Chapter 9 Hypotheses and p-values
9.1 A few words about the null hypothesis
When using frequentist statistics, we are always asking what would happen if we continually sampled from a population where the effect we are interested in is not present. This idea of an hypothetical ‘no effect’ situation is so important that it has a special name; it is called the null hypothesis. Every kind of statistical test (in this book at least) works by first specifying a particular null hypothesis. It is not possible to fully understand the results of a statistical test if we don’t know the null hypothesis it relies on.

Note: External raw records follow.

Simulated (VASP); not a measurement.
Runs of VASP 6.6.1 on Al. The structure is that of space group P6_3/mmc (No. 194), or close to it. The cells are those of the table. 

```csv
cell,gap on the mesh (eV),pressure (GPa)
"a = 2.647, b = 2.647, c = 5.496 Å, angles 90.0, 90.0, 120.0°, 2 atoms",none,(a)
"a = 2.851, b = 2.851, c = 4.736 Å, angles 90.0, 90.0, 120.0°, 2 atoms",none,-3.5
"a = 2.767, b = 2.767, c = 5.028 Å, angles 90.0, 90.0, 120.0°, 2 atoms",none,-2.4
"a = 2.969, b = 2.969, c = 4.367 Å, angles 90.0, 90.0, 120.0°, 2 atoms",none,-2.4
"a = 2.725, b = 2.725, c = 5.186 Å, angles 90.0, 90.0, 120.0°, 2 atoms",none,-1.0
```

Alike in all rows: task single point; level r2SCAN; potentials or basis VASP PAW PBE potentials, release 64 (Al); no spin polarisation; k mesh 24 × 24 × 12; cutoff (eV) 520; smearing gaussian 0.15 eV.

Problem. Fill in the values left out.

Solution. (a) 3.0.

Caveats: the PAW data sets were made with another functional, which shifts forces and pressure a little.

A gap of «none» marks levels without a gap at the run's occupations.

9.1.1 Hypotheses and null hypotheses
When discussing the scientific process, we said that an hypothesis is a statement of a proposed process or mechanism which might be responsible for an observed pattern or effect. We have also seen that in statistics, we encounter ‘hypothesis’ used in a different, and quite specific way. In particular we frequently see the term: null hypothesis (often written in statistics books as H0).
The null hypothesis is simply a statement of what we would expect to see if there is no effect of the factor we are looking at (e.g., plant morphology) on the variable that we measure (e.g., dry weight biomass). So in the second plant morph example our null hypothesis was There is no difference in mean biomass of purple and green plants. All frequentist statistical tests work by specifying a null hypothesis and then evaluating the observed data to see if they deviate from the null hypothesis in a way that is inconsistent with sampling variation. This may seem like a rather odd approach, but this really is how frequentist tests work.
It is important to be aware of what a null hypothesis is, and what it is used for, so that we can interpret the results of statistical tests. However, in a general discussion of an analysis we normally refer to the effect we are actually interested in. This is called the test hypothesis, or the alternative hypothesis (often denoted H1 in statistics books). The alternative hypothesis is essentially a statement of the effect we are expecting (or hoping!) to see, e.g., purple and green plants differ in their mean size. It is a statement of whatever is implied if the null hypothesis is not true.
Having got all the types of hypothesis sorted out, we can then use a particular frequentist technique to evaluate the observed result against that expected if the null hypothesis was true. The test gives us a probability (p-value) telling us how likely it is that we would have got the result we observe, or a more extreme result, if the null hypothesis was really true. If the value is sufficiently small we judge it unlikely that we would have seen this result if the null hypothesis was true. Consequently, we say we reject the null hypothesis (i.e. reject the notion that there is no difference). This is not the same as ‘proving’ the alternative hypothesis is true. We can’t prove anything by collecting data or carrying out an experiment.
If the p-value is large, then it is quite likely that we could have got the observed result if the null hypothesis was true, i.e. it is due to sampling variation. In this case we cannot reject the null hypothesis. Note that in this situation we say that we “do not reject the null hypothesis”. This is not the same as accepting that the null hypothesis is true, paradoxical though this may seem. One obvious reason for this is that if we only have a small sample then there may be an effect of the factor we are looking at, but we simply can’t detect it because we don’t have enough data.
9.2 Interpreting and reporting p-values
It is important to understand the meaning of the probabilities generated by frequentist tests. We have already said a p-value is the proportion of occasions on which we would expect to see a result at least as extreme as the one you actually observed if the null hypothesis (of no effect) was true. Conventionally, we accept a result as statistically significant if p < 0.05 (also expressed as 5%). This threshold is called the significance level of a test. We’ve said it before but it is worth repeating: there is nothing special about the p < 0.05 significance level! It is just a widely used convention.
Which significance level should you use
We will always use the p = 0.05 threshold in this book. You need to remember this fact, because we aren’t always going to remind you of it.
A probability of 0.05 is a chance of 1 in 20. This means that if there really was no effect of the factor we are investigating, we would expect to get a result significant at p=0.05 about 5 times in 100 samples. To envisage it more easily, it is slightly less than the chance of tossing a coin 4 times and getting 4 heads in a row (p=0.0625). It’s not all that rare really. This puts a ‘significant’ result into context. Would we launch a new drug on the market or bring a prosecution for pollution on the evidence of the strength of four heads coming up in a row when a coin is tossed? Well of course such things are unlikely to hinge on a single test, but it is always worth bearing in mind what ‘significance’ actually means.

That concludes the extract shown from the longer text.